After writing three novels back to back, I realized that they would need some serious rewrites before I even considered publishing them.  Given that I try to put out one book a year, that would mean 2023 would go by without a single new book from yours truly.  While I would probably be the only one who noticed or cared, it just didn’t sit right with me.  So I dusted off my last side project and took a look.

Unread Message is not a novel for you.  It is a novel for me.  It is a pensieve, preserving some of my favorite memories from my senior year of high school while trying to turn them into a cohesive story.  I’m not sure I succeeded.  The names have all been changed, the extraneous details removed, yet it likely holds little value to anyone that wasn’t there to experience it.  So my advice to you is not to read it.

Maybe it properly captures 2006 and 2007.  There’s a taste of life from that time period, when AIM was still big, social media wasn’t rampant, and flip phones were still in vogue.  Personal sentiments toward the Iraq War and the Bush Administration abound.  Maybe it captures a certain type of high school experience that isn’t dominated by bullies, cliques, or other often-depicted cliches.  If that piques your curiosity, then perhaps you might get something out of it.  But I’d still prefer you didn’t read it.
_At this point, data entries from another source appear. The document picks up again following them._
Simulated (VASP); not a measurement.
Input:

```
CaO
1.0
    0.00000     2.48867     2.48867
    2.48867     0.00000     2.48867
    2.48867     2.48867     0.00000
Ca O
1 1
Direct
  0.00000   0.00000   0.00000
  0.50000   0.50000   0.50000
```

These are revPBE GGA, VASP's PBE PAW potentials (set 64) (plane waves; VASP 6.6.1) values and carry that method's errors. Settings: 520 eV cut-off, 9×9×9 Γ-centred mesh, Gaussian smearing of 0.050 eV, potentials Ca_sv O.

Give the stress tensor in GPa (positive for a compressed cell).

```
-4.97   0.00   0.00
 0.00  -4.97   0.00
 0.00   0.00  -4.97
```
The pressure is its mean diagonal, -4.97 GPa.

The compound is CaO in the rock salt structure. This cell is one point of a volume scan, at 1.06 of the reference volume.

Ultimately, I am publishing this novel for two people.  It satisfies my need to put out one book this year and my inclination to preserve a significant time in my life that gets a little further away with each passing day.  And it also serves as that overdue apology to a girl that will likely never read it or even know it exists.  But, like stumbling upon an unread message on a cell phone, maybe one day she’ll somehow happen upon it and know that I am sorry.